Sunday 10 November 2013

Are too many people going to university?


As an educator and philosopher I cannot emphasise the importance of using the mind and expanding it to its greatest potential. I am a fervent believer of physical and mental exercise, stretching the body and the mind to gain physical strength and mental ability. But schooling and prolonged schooling are not synonymous with education and for many students the option of delaying earning a living should not be taken at all. The mind can be expanded through skills learned while working – and often this is the most rewarding and most authentic way to improve knowledge and hence earning capacity.

Over the past two decades increasing numbers of pupils have been encouraged to enter further education, ‘to go to uni’ as it’s irreverently called, as if it were a holiday camp. Indeed, some of the pupils I have known have been more interested in the nightlife than in the quality of the degree that they are purchasing. Naturally, such candidates are encouraged to invest their time in learning through work or they are encouraged to take a year or two off to mature before they set upon a massive investment of tens of thousands of pounds that may or may not bring them much relevant education.

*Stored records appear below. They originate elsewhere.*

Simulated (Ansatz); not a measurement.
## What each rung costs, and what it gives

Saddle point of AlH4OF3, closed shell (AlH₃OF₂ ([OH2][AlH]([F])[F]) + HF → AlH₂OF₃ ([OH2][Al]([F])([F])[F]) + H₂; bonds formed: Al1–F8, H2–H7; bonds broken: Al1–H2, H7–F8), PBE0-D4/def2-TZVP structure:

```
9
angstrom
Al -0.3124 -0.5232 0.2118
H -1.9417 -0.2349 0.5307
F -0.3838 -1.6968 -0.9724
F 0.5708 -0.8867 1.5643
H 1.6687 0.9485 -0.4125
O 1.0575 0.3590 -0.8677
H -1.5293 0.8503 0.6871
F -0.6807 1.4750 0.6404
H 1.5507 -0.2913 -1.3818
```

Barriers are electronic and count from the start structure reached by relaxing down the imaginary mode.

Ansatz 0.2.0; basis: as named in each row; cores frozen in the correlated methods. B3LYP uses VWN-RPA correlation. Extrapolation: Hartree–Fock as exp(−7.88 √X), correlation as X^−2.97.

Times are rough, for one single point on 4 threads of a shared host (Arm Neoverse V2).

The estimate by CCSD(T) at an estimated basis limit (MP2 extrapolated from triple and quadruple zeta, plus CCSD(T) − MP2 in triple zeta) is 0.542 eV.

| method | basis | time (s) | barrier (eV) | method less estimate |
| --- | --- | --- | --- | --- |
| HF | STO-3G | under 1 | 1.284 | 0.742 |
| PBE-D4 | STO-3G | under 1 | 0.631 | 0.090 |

Arguably, the younger generations have been subject to a subtle social engineering policy: because of the all the regulations, minimum wage laws, and other restrictions on job creation, the employment market for young people is tight. Far better for the government if these young people were herded into universities to keep them from increasing the unemployment statistics, and what better than that this is justified in the name of education? Education, many economists will espouse, is positively correlated with economic growth … true, but the causation is not necessarily the way implied. As we become more productive and wealthy, we are more likely to invest in education; education itself does not necessarily produce more wealth. (We are not speaking about basic literacy and numeracy skills here, which certainly are causal factors in wealth production). Wealth is produced by action and by shuffling thousands of otherwise employable and creative minds into prolonged formal education, and much is thereby lost for the economy. And what a tragedy it is that these students have to now pay for the privilege of being unproductive and three years down the road have to begin the hard slog of paying off their debts, which, according to some estimates could rise to over £50,000. Compound the interest on that and the pain is palpable.

Social engineering is the attempt to mould society according to political criteria. In its most brutal forms, we tend to look at the Soviet Union or Cambodia of the Khmer Rouge, but we should not think that our societies are far removed from such utopian ideologies. Since the 1900s, the UK has rolled out a welfare state that sought, under the guise of protecting the weak, to control people’s income and productivity; as various policies failed, more controls were demanded by all parties and when they failed, even more controls, regulations, and licences to live followed. If you’re sceptical of this history, then pick up a history of the twentieth century and join the dots: we now pay on average 40.9% taxation (according to the Adam Smith Institute) compared to our ancestors who in 1900 paid 2% income tax and a concomitantly lower burden overall.

But decades of state controlled schooling have left millions believing that being micromanaged by the state is somehow normal and even progressive compared to the darker ages of minimal state intervention. Part of that trend is to encourage young people away from authentically productive work and into higher degrees, where many of them learn very little compared to what could be learned working. It’s not that a university education is wrong – it can be immensely rewarding and enjoyable in many aspects (intellectual and social), but when it is used as a policy to enrich the nation or to keep people from increasing the unemployment statistics then the glory of higher academic study is tarnished. Universities are for those who enjoy and excel at higher learning, and when we look at the population as a whole and their abilities and dispositions, that will always be a minority of people, perhaps 10% or less. But we shouldn’t put quotas on these numbers – that’s something governments like to do!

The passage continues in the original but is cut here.